@JUDGMENTTAG-ORDER
S. Parvatha Rao, J.@mdashThe petitioner questions the order of the learned Principal Subordinate Judge at Tenali dated 28-3-1992 allowing E.P. No. 141 of 1990 in O.S. No. 78 of 1986 filed under Order 21 Rule 46 of the CPC by the Decree-holder i.e., the 1st respondent herein, against the petitioner herein who is the3rd judgment-debtor, for the recovery of the decree amount in O.S. No. 78 of 1986 by attachment of Rs. 15,000/- lying in fixed deposit in the name of the petitioner herein in the 1st respondent-Bank together with interest which accrued thereon.
2. It is not in dispute that the 1st respondent-bank obtained a joint and several decree in that suit dated 20-3-1990 against the petitioner and respondents 2 to5 which they are to satisfy personally. As the judgment-debtors did not pay any amount, the bank filed the E.P. as stated above and the said E.P. was allowed rejecting the objections raised on behalf of the petitioner herein.

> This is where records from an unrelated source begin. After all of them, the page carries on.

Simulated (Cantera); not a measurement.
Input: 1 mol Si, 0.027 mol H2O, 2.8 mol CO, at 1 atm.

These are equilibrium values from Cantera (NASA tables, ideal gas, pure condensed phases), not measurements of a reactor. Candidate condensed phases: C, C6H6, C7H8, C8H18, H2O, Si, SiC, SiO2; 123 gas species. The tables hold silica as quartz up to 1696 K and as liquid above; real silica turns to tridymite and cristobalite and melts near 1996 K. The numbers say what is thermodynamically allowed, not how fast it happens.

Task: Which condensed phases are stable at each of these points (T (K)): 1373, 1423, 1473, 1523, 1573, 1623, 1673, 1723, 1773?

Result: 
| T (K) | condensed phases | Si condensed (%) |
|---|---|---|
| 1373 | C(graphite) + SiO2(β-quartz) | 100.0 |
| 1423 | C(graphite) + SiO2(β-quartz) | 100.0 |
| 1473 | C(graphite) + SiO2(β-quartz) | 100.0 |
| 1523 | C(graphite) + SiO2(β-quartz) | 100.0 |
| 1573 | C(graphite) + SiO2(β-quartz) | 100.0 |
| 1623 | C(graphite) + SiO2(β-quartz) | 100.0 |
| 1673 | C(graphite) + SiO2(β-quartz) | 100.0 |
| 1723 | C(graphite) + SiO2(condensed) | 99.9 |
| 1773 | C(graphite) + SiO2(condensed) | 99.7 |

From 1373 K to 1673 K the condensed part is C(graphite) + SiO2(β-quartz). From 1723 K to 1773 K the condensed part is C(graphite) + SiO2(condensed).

3. The learned Counsel for the petitioner questions the said order of the learned Subordinate Judge relying on the decision of the Supreme Court in
4. That contention was unsuccessfully advanced before the learned Subordinate Judge also relying on
"It is pertinent to note that the decree-holder obtained personal decree in O.S. No. 78/86 against the judgment-debtors 1 to 5 and they are jointly and severally liable to pay the decree amount and the decree debtor in question is not a mortgage debt and the principle laid down in the above decision (Manku Narayana''s) is not applicable to this case. There is no impediment for the decree-holder to proceed against any of the judgment-debtors to recover the decree debt as the liability of the judgment-debtors 1 to 5 is joint and several. For the above reasons, the contention of J.D.3 (the petitioner herein) that the decree-holder in the instance cannot proceed against the J.D.3 for realisation of the decree amount cannot be accepted."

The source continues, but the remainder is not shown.